It’s the headline that seemed all too inevitable
THQ has entered into an Asset Purchase Agreement with stalking-horse bidder Clearlake Capital Group “to acquire substantially all of the assets of THQ’s operating business, including THQ’s four owned studios and games in development,” it was announced today in a press release. The publisher has filed for Chapter 11 bankruptcy in Delaware.
Subject to Court approval, the company will continue day-to-day business operations as usual during the sale period. “The sale and filing are necessary next steps to complete THQ’s transformation and position the company for the future, as we remain confident in our existing pipeline of games, the strength of our studios and THQ’s deep bench of talent,” said chairman and CEO Brian Farrell. “We are grateful to our outstanding team of employees, partners and suppliers who have worked with us through this transition. We are pleased to have attracted a strong financial partner for our business, and we hope to complete the sale swiftly to make the process as seamless as possible.”

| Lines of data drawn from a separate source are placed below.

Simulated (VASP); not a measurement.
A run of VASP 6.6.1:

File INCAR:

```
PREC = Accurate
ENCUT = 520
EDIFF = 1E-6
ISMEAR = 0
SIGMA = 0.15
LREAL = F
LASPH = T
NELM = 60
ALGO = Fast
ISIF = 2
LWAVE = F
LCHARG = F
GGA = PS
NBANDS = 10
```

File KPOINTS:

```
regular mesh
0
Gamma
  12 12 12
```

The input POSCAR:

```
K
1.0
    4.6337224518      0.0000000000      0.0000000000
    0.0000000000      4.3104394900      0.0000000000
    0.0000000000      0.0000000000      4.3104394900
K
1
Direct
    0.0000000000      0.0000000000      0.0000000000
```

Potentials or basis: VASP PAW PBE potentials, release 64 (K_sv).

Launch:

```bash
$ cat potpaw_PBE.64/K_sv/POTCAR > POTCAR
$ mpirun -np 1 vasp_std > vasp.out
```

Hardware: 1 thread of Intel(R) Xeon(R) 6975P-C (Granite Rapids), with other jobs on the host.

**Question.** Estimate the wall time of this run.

President Jason Rubin commented that “We have incredible, creative talent here at THQ. We look forward to partnering with experienced investors for a new start as we will continue to use our intellectual property assets to develop high-quality core games, create new franchise titles, and drive demand through both traditional and digital channels.”
With Clearlake starting the bidding process, THQ is asking the Court “for a schedule to complete the sale process in about 30 days. The publisher “does not intend to reduce its workforce as a result of the filing.”